No Time for Career Development? Think Again!
Career development appears at the top of many lists. Unfortunately, they tend to be lists focused on what employees desperately want but are not getting from managers.
As for managers, most appreciate the value of career development and really wish they could do it more frequently and more effectively. But let’s face it: A manager’s day-to-day reality is a kaleidoscopic blur of meetings, responsibilities, and shifting priorities. Helping employees to develop and grow is one of many activities that is continually pushed out in time to that elusive “someday” that too rarely comes.
How can managers get past this conundrum? How can they make career development happen within the pressure-cooker reality that is business today? The answer is definitely not new systems, checklists, processes or forms. Those have actually contributed to the problem.

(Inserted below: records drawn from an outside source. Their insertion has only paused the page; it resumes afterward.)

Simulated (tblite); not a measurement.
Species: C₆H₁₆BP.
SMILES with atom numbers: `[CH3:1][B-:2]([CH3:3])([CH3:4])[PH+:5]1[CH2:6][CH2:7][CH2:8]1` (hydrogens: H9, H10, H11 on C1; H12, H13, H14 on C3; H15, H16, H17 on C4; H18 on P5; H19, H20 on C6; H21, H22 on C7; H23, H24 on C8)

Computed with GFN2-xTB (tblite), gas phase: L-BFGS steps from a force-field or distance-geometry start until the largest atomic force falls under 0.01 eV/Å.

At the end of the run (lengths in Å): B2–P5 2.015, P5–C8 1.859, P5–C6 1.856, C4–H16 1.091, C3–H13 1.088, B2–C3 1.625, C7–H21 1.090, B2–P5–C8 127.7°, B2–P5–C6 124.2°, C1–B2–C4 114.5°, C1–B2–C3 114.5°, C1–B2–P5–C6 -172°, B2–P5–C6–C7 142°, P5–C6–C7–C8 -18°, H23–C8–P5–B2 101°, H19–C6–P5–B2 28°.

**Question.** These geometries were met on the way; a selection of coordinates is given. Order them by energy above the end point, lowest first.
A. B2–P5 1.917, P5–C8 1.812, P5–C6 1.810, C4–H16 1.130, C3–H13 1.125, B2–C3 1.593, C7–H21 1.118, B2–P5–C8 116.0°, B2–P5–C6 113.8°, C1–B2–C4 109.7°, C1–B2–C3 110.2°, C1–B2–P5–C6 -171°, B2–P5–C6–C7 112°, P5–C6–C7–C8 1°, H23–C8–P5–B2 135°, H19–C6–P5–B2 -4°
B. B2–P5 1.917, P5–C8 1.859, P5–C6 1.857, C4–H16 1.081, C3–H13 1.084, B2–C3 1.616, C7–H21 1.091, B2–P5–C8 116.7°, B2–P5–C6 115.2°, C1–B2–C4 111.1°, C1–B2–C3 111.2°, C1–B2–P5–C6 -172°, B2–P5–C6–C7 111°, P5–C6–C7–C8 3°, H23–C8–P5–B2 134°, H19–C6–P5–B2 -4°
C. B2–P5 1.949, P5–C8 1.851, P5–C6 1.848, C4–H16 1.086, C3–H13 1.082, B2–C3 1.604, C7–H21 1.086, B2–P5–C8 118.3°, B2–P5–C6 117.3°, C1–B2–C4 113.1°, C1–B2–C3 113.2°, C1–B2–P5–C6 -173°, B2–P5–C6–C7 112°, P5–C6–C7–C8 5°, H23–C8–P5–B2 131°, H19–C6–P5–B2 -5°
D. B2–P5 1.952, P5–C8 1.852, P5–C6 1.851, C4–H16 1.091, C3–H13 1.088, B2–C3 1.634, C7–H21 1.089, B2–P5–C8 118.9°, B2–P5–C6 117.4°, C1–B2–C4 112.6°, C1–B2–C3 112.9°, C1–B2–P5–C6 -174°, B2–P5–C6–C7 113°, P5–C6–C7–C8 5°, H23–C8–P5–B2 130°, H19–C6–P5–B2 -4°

Instead, the answer lies in a new mindset — a different way of thinking about what career development is — and a few key behaviors.
Transfer Ownership
Managers don’t own their employees’ careers. Employees do. All that managers can (and should) feel accountable for is guiding, encouraging, collaborating on, and supporting the effort. When a manager really internalizes this reality, it can produce a powerful energetic shift. The weight of responsibility lifts, allowing managers to approach this task with greater energy and creativity than when it was another of their many “duties.” This transfer also ensures that employees have some skin in the game. Personal ownership enhances their engagement, interest, commitment, and results.
Cultivate Curiosity
When ownership of development is transferred to the employee, career conversations suddenly become much easier and less stressful for managers. Managers don’t need to have all the answers. But they must be ready to pose the right questions. Questions are the most powerful tool managers have to support career development. And cultivating a genuine sense of curiosity and interest in others and their goals sets the tone for the most productive conversations possible.
Iterate the IDP
Many organizations have formal individual development planning processes, during which managers engage in a lengthy annual analysis and career discussions with each employee. For the manager, it’s a huge time sink, and for the employee, it’s frequently like drinking from a fire hose. So, break it up. Do a little bit each month — or better yet, each week. These smaller, iterative chunks better accommodate the cadence of business. Perhaps more importantly, they better accommodate how development really occurs: little by little over time.
Engineer Experiences
Many managers avoid career development conversations because they believe that to make employees happy, the goal of such conversations is to provide ideas about how to move up or around in the organization. That’s simply not part of today’s de-layered, leaner approach to business. So how then does development occur? Through experiences that leverage talents and build the skills that employees need. It might be leading a team, analyzing data, or getting to know new customers. Jointly arriving at development experiences is smart business because while the employee is developing, important work gets done simultaneously.
Seize Coachable Moments
Career development opportunities occur countless times each day, but only when managers are sensitive to the cues around them and are willing to seize coachable moments. When an employee shares a new interest, is starting a project, has just come back from training, or has experienced a setback — all of these are career development cues. A 1-3 minute conversation in the flow of the work that needs to be done can help employees reflect, analyze, consider, and plan their career development. There’s no need to wait for some big career meeting (that likely won’t occur anyway).
Managers who consistently engage in career development that employees appreciate don’t have more time than others. They have a mindset that allows them to deploy the little time they have toward efficient high-value conversations that drive employee ownership, reflection, motivation, and action.
In fact, it’s the busiest managers who realize they don’t have the time not to develop those around them.